I'm trying to understand how an assertion made in the proof of the scalar maximum principle follows from the compactness of the manifold we're working with. The situation is as follows:
I had an idea but I don't know if it pans out: we have that $u_{\varepsilon}(\cdot, 0) > c$ and that for some $(x_0, t_0)$, $u_{\varepsilon}(x_0, t_0) \leq c $. We can then define $t_1$ as the positive infimum over all such times, that is, define:
$$t_1 = \inf_{t \in [0, T)} \{\text{there exists $x \in M$ such that $u_{\varepsilon}(x, t) \leq c$} \}$$
By definition we have that $u_{\varepsilon}(\cdot, t) > c$ for any $t \in [0, t_1)$. Since $M$ is compact, we also know that $u_{\varepsilon}$ takes maximum and minimal values in $M \times [0, t_1]$. I think one can prove that there exists $x_1 \in M$ that satisfies what we want, but I don't know how to guarantee its existence.

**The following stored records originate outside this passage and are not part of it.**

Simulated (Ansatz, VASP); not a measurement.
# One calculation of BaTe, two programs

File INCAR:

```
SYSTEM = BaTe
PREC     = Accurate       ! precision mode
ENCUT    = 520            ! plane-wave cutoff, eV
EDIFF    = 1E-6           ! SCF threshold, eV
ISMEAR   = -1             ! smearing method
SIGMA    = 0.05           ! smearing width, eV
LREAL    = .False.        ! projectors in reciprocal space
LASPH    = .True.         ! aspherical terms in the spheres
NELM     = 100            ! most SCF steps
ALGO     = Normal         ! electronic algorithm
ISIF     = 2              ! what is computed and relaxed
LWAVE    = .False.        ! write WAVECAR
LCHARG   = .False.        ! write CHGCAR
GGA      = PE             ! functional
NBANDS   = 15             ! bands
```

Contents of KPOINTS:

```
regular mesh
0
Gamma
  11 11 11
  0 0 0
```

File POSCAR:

Since $u_{\epsilon}>0$ at $t=0$, by the tube lemma and compactness of $M$ it follows that there exists a neighbourhood of type $M \times [0,\delta)$ on which $u_{\epsilon}>c$.
Following a similar idea, take $t_1:=\sup_{t \in [0,T)}\{t \mid \min_{x \in M} u_{\epsilon}(x,t)>c\}$. The above establishes that $t_1 >0$. It is clear that $\min_{x \in M} u_{\epsilon}(x,t_1)\geq c$. If $\min_{x \in M} u_{\epsilon}(x,t_1)$ were greater than $c$, then again by the tube lemma it would follow that $t_1$ is actually not the supremum of the set. Therefore, we have that $\min_{x \in M} u_{\epsilon}(x,t_1)=c$, and by compactness there is some $x_1$ such that $u(x_1,t_1)=c$.